4.2 Compilation for a CPU Cluster (Giraph Code)

Parallel Region: The code enclosed in a foreach loop is translated to the BasicCompute.compute() function of Giraph (as shown in Fig. 3). This function executes conceptually in parallel on all the vertices of graph.

Global Variables and Properties: Giraph offers Aggregators to handle global variables. Its value can be modified from either BasicCompute.compute() or MasterCompute.compute() function. MasterCompute.compute() function gets executed in the beginning of every superstep. Graph properties or global variables in Falcon are mapped to the Aggregators of Giraph. The first phase of compilation determines the type of Aggregator based on the type of the operation applied on global variable or graph object property. Table 1 depicts the operations and their equivalent Aggregators.

Table 1. Operations and their corresponding Aggregators

Multi-functions: When multiple functions are called through parallel constructs in Falcon, they all are mapped to the same BasicCompute.compute() function. Our framework assigns numbers to all functions according to their calling order. Our framework also uses a current_fun variable (of type enum) to keep track of which function is being executed. Since current_fun is a global variable, it is modified through the SumAggregator. The MasterCompute .compute() function modifies the current_fun variable appropriately in the beginning of every superstep. Subsequently, BasicCompute.compute() function selects the function based on the value of current_fun variable.

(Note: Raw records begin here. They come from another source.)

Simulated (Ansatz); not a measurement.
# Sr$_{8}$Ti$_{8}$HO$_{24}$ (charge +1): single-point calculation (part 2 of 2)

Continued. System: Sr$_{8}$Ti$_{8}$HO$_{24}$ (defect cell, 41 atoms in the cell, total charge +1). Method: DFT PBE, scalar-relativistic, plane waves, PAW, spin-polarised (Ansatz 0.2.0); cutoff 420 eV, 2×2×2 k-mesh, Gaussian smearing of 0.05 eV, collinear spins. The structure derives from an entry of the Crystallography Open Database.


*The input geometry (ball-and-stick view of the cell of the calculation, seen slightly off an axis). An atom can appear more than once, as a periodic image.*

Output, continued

Communication and Synchronization: Communication and synchronization are managed as stated in the GPU cluster compilation (Sect. 4.1).

5 Optimizations

5.1 Execute Only Active Vertices

Programmers often tend to write simple and unoptimized parallel code for traversal based graph algorithms that underperform and waste resources. However, better manual or optimized Falcon code can also be written.

In traversal-based graph algorithms, all the vertices do not remain active in each iteration. In the generated code, active vertices can be tracked and kernel can be executed only on those vertices. In order to achieve this, the compiler associates a boolean property is_Active with each vertex that stores the status of the vertex. Initially, all the vertices have their is_Active flags set to false except for the starting point. Whenever a vertex’s property gets updated, the status of that vertex is modified to active. When the execution of an active vertex is finished, its status is changed to inactive (false). The execution time of each iteration gets reduced because the number of active vertices is less than the total number of vertices. As a result, total execution time of the algorithm gets reduced significantly.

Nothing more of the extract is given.